The Letter of Intent

A letter of intent or “LOI” (sometimes called a letter of understanding or “LOU”, or memorandum of understanding or “MOU”) is a non-binding expression of the primary business terms in which parties intend to move forward with negotiating and consummating a lease.  The LOI is a critical document because all subsequent legal and other business negotiations depend on the terms in the LOI remaining consistent.

LOIs are most commonly negotiated by principals and their brokers without assistance from attorneys.  Accordingly, I often do not see the LOI from my clients until it has already been signed.  From my perspective, the most important aspect of the LOI is the clause that states the LOI is non-binding.  The LOI usually contains all of the terms necessary to form a lease: the length of the term, the rent amount, the location of the property, and the signature of the parties to the lease.  Without the non-binding clause, either party could argue that the LOI is in fact a binding lease agreement.   Following is a sample non-binding clause to insert in every LOI:

This letter is intended solely as a preliminary expression of general intentions and is to be used for discussion purposes only. The parties agree that this letter is not intended to create any agreement or obligation by either party to negotiate a definitive lease agreement and imposes no duty on either party to continue negotiations. The parties intend that neither shall have any contractual obligations to the other with respect to the matters referred herein unless and until a definitive agreement has been fully executed and delivered by the parties.
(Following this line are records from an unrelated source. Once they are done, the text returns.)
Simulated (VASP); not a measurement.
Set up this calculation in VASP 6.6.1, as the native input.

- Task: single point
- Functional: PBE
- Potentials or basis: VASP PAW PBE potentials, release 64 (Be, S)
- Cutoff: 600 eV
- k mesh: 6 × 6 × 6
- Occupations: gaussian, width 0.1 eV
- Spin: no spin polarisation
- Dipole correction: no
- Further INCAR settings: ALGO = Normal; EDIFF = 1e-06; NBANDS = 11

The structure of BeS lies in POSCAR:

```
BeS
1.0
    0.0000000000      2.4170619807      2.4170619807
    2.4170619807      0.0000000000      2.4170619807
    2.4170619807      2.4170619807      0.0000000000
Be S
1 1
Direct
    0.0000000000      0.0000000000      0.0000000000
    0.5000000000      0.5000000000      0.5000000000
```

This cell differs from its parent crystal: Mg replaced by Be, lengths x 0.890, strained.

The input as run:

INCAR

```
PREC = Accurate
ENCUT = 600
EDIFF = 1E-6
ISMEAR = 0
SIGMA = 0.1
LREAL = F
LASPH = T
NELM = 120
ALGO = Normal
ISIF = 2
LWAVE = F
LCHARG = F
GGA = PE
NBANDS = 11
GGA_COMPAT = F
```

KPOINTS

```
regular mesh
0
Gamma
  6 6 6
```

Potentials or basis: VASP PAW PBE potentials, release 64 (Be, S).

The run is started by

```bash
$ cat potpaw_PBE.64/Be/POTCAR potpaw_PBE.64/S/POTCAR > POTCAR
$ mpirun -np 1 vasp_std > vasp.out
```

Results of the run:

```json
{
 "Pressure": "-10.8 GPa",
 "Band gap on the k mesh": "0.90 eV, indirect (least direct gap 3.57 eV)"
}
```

Following are practice pointers for principals and brokers negotiating LOIs:

1. Authority.  Make sure the persons entering into the LOIs will ultimately have the authority to sign the binding lease agreement.  If not, there is risk that a deal has not been reached.  Attorneys, brokers and the other party will all become very frustrated if the terms in the LOI change after lease drafts have been circulated.  I recently fully negotiated a lease for a landlord client in which the tenant’s office manager negotiated the LOI and lease terms on behalf of the tenant.  When the final lease was circulated for signature, the principal of the tenant started asking for reduced rent, renewal terms, early termination options, etc.  All of the prior negotiations were based on the terms in the LOI remaining consistent, so adding these significant deal points at the last minute undermined the entire negotiation process.  This means more attorneys’ fees and more time spent by brokers to work out a new deal.

2. More is not always better…  Some brokers try to negotiate every key lease provision in the LOI, including exclusive use provisions, assignment provisions, insurance and indemnity requirements, etc.  I have seen 10 page LOIs (in contrast to the typical 2-3 page LOI).  Brokers think this will save their clients in attorneys’ fees and lease negotiation time.  First, negotiation of these provisions tends to bog down the negotiation of the business terms.  Second, whatever the parties agree to the LOI, the parties should be prepared to live with that language in the lease.  It becomes difficult to change after-the-fact, and I hate to waste some of my negotiating leverage undoing improperly worded terms in the LOI.  Third, the broker must be experienced in negotiating these lease provisions and not rely on form language to do the work.  To be safe, the LOI can address several terms, but should include language allowing some wiggle room such as “final language to be negotiated in the lease agreement.”

3. … but cover every important business term.  Several important business terms often are left out and cause stoppages in negotiations.  Business terms are deal specific, but following are business terms that commonly cause problems if not negotiated in the LOI: (a) determination of fair market rent for renewal options.  The LOI should include whether the renewal rent will be determined by landlord, CPI index increases, appraisal, arbitration, etc.  This is a perfect example where the LOI could make a simple statement regarding the determination method, with “final language to be negotiated in the lease agreement.”  (b) payment of tenant improvement allowance.  The LOI typically provides the amount of a TI allowance, but does not address whether the landlord will pay the allowance up front, pay the contractor as the improvements are made, or pay the allowance after completion of the improvements. (c) responsibility for maintenance items, especially HVAC, roof and parking areas.

Prior to using any language or concepts from this blog entry, consult with an attorney.